Nothing drives a story like conflict. No reader will be interested in a plot where everything goes according to plan. Nor will they care about characters who get along all the time and whose greatest fear is facial muscle cramps from their perpetual smiles.
Conflict is easy to start. Mix people with different backgrounds, goals, values and ambitions. Add doses of love, lust, jealousy, anger and greed, then stir. The next thing you know, your characters are dropping like flies when they're not jumping from bed to bed.
But nothing drives conflict better than the gap between what one person hears and the other person means. What we hear and how we interpret it is influenced by all those differences and emotions. We look for words and meanings that fit with our own narrative, accepting what we like, rejecting the rest. That is the stuff of conflict and great stories.

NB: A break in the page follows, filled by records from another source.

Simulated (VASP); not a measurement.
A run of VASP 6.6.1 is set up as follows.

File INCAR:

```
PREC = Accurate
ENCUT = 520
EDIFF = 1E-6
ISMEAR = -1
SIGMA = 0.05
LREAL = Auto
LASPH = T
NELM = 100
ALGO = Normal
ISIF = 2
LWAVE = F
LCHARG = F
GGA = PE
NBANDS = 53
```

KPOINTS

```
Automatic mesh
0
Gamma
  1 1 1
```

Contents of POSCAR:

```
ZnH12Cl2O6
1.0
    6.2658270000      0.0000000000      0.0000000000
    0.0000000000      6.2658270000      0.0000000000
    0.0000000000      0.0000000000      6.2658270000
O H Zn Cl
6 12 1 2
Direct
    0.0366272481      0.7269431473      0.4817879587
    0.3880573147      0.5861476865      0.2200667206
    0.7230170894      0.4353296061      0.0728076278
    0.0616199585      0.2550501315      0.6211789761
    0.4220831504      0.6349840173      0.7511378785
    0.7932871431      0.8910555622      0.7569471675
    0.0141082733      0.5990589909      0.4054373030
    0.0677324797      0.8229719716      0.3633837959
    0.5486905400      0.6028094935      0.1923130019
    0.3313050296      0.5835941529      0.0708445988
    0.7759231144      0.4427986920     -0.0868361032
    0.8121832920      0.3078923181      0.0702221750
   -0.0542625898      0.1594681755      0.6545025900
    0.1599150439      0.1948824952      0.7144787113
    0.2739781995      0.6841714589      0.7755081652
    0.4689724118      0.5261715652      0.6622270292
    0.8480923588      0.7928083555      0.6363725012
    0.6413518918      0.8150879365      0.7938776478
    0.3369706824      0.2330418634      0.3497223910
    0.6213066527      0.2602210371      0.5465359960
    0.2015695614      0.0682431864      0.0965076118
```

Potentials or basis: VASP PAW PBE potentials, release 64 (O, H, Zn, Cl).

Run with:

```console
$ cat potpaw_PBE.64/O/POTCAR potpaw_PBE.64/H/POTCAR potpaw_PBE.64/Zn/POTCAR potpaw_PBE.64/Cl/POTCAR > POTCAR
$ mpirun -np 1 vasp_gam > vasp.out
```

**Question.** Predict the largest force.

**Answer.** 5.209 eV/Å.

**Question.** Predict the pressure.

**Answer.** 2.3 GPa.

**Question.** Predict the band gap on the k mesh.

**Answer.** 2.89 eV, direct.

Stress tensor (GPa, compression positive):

Unlike fiction, where bad guys can be held to account and all wrongs can be righted by the last page, the real world is a lot messier. But the same rules about conflict apply. President Obama's speech on the Middle East is just the latest example. Everyone who has commented on the speech heard the same words but the words meant different things, depending on the listener. Jeffrey Goldberg, one of the best writers and thinkers on the subject, blogs about this for The Atlantic, posting and commenting on the wildly different responses to the speech.
All of which leads me to one of the most important rules of conflict. Not all conflicts can be resolved. Sometimes the best you can hope for is to manage the conflict in a way that minimizes the harm it causes. Unless you're a writer. In which case, you can do any damn thing you want. One more reason I love my job.